Planning effective e-mail campaigns

Any successful direct marketer will tell you that strategic planning is a critical element in the success or failure of a direct mail campaign. The same is true for an email marketing campaign. You may simply be sending one email message. Or, your campaign may have multiple email messages, with each response triggering a series of subsequent email messages. You might want to include or exclude recipients who responded a certain way from future email messages. A strategic plan will help you organize all of these considerations for a more effective campaign.
 

Determining campaign objectives

As with any marketing campaign, you must understand your objectives before you send an individual email or launch an email campaign. Setting objectives for the email message or email campaign will help you sharpen each message and determine the best approach — from email newsletters and urgent news updates to email fundraising appeals — for your communications. It also will help you to effectively evaluate results and understand your return on investment.

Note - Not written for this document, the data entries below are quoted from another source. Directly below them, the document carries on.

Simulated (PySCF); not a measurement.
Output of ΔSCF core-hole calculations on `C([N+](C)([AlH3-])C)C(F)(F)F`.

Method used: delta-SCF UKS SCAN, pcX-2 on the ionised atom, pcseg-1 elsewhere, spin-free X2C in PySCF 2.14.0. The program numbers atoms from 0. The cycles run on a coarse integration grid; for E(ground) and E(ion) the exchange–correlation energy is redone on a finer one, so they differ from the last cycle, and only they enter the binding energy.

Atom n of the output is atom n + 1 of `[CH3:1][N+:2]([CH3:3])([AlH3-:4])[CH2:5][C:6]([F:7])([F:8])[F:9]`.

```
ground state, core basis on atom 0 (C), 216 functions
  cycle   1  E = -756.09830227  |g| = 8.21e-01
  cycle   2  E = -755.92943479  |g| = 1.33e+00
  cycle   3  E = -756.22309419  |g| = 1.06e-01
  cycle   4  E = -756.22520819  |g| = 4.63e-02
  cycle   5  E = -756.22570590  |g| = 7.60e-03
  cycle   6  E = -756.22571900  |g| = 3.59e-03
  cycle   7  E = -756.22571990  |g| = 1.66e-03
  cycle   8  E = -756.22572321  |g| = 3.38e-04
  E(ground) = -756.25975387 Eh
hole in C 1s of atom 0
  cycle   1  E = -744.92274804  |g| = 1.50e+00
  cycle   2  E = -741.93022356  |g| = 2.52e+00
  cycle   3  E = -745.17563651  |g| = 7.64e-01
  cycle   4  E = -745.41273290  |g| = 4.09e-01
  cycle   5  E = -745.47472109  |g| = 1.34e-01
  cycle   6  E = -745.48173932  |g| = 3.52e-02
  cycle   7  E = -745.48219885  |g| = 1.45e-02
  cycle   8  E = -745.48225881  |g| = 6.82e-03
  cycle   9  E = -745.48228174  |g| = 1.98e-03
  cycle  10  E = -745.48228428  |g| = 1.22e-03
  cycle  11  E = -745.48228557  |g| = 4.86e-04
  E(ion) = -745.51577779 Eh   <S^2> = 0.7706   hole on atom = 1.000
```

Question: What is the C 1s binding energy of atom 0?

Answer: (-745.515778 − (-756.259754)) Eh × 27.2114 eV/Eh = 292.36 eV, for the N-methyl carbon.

For instance, your goal may be to establish a campaign for ongoing communication with your existing supporters to keep them updated and connected with the organization, and therefore strengthen their loyalty. This campaign might include a monthly email newsletter that lets your constituents know how their support is helping the organization to further its mission.

 

Establishing a communication schedule

As you prepare to execute an email campaign, it’s important to consider the frequency with which you will be contacting your constituents. Too-frequent (and too-infrequent) communications can result in deteriorating relationships with supporters.

 

The best approach is to set a schedule that you think makes sense, try it, listen to feedback, and adjust accordingly. Your supporters will let you know by their response if you are contacting them too little or too often. Consider these pointers as you develop your communication schedule:
 

  • Synchronize online with offline direct marketing programs. Remember that email communication should complement offline communication programs. Time email campaigns to coincide with direct mail delivery. Offer constituents the option to not receive direct mail, if they would rather correspond only by email.
     
  • Coordinate within your organization. Remember that other individuals and departments within your organization may be planning to use your email address file. It is important to coordinate usage so that your organization does not flood its supporters’ inboxes with multiple email messages.
     
  • Pay attention to the day and time of scheduled delivery. Most marketers avoid weekends, Mondays and Fridays for delivering email communications. On these days, supporters may be most distracted, and your email could get lost in their email backlogs. Mid-week, early- or mid-morning and mid-afternoon are generally good times to test in an attempt to drive higher response rates. Don’t be afraid to test a variety of schedules, and be sure to carefully track response rates.
     
  • Let relevancy drive frequency. The type and relevancy of information you will communicate can help determine your email schedule. For general organizational updates and news, monthly or bi-weekly communications might be most effective. Information that frequently changes (such as volunteer schedules), or that is more urgent, may require that you communicate more often.

 

Did You Know? 

In addition to helping you create and send individual emails, your email marketing software should allow you to set up email campaigns. This will allow you to configure multiple emails and audiences in a single campaign, and track all responses within the context of the campaign, versus having to track results for each separate email, and then aggregate those results.

 

Segmenting your list to target specific audiences

If you have built constituent profiles as a part of your email file, you will be prepared to better target your audience. As with direct mail, you’ll improve response rates by segmenting your email file based on factors such as constituent interests, donation history, gender, age, length of membership or any other defining characteristic, and targeting them with specific messages. 

 

Suggestion 

The most effective way to ensure you don’t overwhelm supporters with too-frequent emails is to ask about their preferences. Consider posing this question on your website registration form, or sending an online survey.